I was in a bank the other day. They had a rather large tree (almost as big as mine) in the lobby. There was a sign under the tree that read...
Don’t Touch Children
For the want of a comma, a request to the kids turned out to be a warning for the local paedos.
Seeing as we were talking about kids, (Yes we were. Kinda) let me share this with you…
HOW CAN A STRANGER TELL IF TWO PEOPLE ARE MARRIED?
You might have to guess, based on whether they seem to be yelling at the same kids.
-- Derrick, age 8 (mmm, wonder if anyone phoned social services for this kid?)
WHAT DO YOU THINK YOUR MOM AND DAD HAVE IN COMMON?
Both don't want any more kids.
-- Lori, age 8 (There's a family that talks.)

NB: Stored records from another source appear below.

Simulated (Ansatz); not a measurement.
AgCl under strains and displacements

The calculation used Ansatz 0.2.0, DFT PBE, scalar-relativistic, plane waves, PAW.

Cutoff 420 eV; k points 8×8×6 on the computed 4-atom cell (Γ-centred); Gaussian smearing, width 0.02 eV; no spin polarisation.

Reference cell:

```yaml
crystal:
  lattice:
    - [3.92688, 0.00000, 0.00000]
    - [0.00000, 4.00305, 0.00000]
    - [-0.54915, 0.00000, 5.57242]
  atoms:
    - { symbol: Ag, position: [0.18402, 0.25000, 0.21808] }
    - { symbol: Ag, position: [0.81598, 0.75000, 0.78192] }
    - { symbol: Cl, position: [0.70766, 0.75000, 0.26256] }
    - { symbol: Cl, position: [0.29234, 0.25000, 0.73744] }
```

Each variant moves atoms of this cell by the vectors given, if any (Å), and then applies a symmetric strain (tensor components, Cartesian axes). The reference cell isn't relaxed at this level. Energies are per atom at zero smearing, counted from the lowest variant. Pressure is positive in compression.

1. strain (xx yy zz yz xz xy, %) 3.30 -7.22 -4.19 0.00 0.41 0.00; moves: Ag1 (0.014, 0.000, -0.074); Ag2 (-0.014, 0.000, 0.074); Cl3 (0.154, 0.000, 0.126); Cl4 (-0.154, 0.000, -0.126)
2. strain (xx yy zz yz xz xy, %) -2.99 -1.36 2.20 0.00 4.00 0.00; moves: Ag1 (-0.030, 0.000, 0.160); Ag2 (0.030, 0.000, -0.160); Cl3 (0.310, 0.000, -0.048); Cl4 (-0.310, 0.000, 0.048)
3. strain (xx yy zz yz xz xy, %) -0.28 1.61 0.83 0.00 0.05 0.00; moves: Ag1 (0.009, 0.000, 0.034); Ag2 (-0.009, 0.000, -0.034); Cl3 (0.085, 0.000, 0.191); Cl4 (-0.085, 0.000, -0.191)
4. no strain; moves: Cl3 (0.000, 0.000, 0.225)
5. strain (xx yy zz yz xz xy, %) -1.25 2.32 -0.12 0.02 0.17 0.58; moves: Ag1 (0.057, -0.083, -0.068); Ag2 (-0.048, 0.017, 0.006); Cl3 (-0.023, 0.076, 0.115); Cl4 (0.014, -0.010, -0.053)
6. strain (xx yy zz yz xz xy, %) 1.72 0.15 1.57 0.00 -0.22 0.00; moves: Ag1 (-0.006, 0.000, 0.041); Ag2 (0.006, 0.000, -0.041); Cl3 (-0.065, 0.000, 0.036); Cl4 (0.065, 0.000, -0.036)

WHAT DO MOST PEOPLE DO ON A DATE?
Dates are for having fun, and people should use them to get to know each other. Even boys have something to say if you listen long enough...
-- Lynnette, age 8 (isn't she a love?)
On the first date, they just tell each other lies and that usually gets them interested enough to go for a second date.
-- Martin, age 10 (eyes wide open that one)
WHAT WOULD YOU DO ON A FIRST DATE THAT WAS TURNING SOUR?
I'd run home and play dead. The next day I would call all the newspapers and make sure they wrote about me in all the dead columns.
-- Craig, age 9 (this boy should run courses on the art of Perspective)
WHEN IS IT OKAY TO KISS SOMEONE?
When they're rich.
-- Pam, age 7 (exactly)
The rule goes like this: If you kiss someone, then you should marry them and have kids with them... It's the right thing to do.
-- Howard, age 8 ( I keep telling the wee fella this. Think he believes me?)
IS IT BETTER TO BE SINGLE OR MARRIED?
It's better for girls to be single but not for boys.. Boys need someone to clean up after them.
-- Anita, age 9 (EXACTLY!)
HOW WOULD YOU MAKE A MARRIAGE WORK?
Tell your wife that she looks pretty, even if she looks like a truck.